From everything i’ve read on 3d programming, the main problems seem to be sending the info in the best way to the GPU to keep it constantly working, as opposed to waiting for texture uploads, state changes, readbacks (ack!) etc. Note i’m thinking from an openGL viewpoint here…
As I currently see things, theres several important factors, namely:
[] Minimising texture switching, seems to be a major point from what i’ve heard, switching vertex/pixel shaders being the only operation thats more expensive it seems (but shaders are out of my hardware range so i’m ignoring these for now). I assume the high cost is that the texture has to be transfered accross the AGP bus.
[] Static/compiled geometry. I’ve been seriously surprised how much this can speed things up, however good it may be it contradicts many other points (and i can’t do my own lighting calculations, boo, hiss).
[*] View culling. Important technique, but again seems to contradict with using compiled geometry.
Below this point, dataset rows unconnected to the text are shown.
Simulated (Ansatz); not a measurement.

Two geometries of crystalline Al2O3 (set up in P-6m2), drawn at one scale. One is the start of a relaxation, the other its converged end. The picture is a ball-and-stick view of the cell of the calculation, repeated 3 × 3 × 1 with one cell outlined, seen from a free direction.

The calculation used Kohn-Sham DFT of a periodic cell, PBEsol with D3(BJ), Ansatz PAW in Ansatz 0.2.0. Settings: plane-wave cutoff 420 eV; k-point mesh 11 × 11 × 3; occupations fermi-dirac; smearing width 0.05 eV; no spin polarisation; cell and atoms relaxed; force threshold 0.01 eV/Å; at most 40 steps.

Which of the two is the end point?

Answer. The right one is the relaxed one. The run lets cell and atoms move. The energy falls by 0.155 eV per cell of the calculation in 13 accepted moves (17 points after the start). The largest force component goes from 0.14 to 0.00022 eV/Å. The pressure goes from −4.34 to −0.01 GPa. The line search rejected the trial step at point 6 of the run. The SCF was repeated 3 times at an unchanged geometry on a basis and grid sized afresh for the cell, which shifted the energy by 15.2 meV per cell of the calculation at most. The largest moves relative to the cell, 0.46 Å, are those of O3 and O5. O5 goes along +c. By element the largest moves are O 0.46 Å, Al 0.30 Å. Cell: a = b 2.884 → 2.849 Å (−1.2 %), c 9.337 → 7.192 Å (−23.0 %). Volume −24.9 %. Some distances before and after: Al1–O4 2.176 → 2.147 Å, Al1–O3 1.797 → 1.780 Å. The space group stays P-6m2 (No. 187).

I’ve probably missed somethings that others will rank as important, but for the time being these are what i’m trying to concentrate on. I’m going to keep things simple and have a top-down tile/iso/hex type engine, but i can’t seem to come up with a design that manages to neatly deal will all of the above without excessive amounts of processing before the actual rendering. I’ve got a few half ideas at the moment, but i’d like to hear some other opinions first.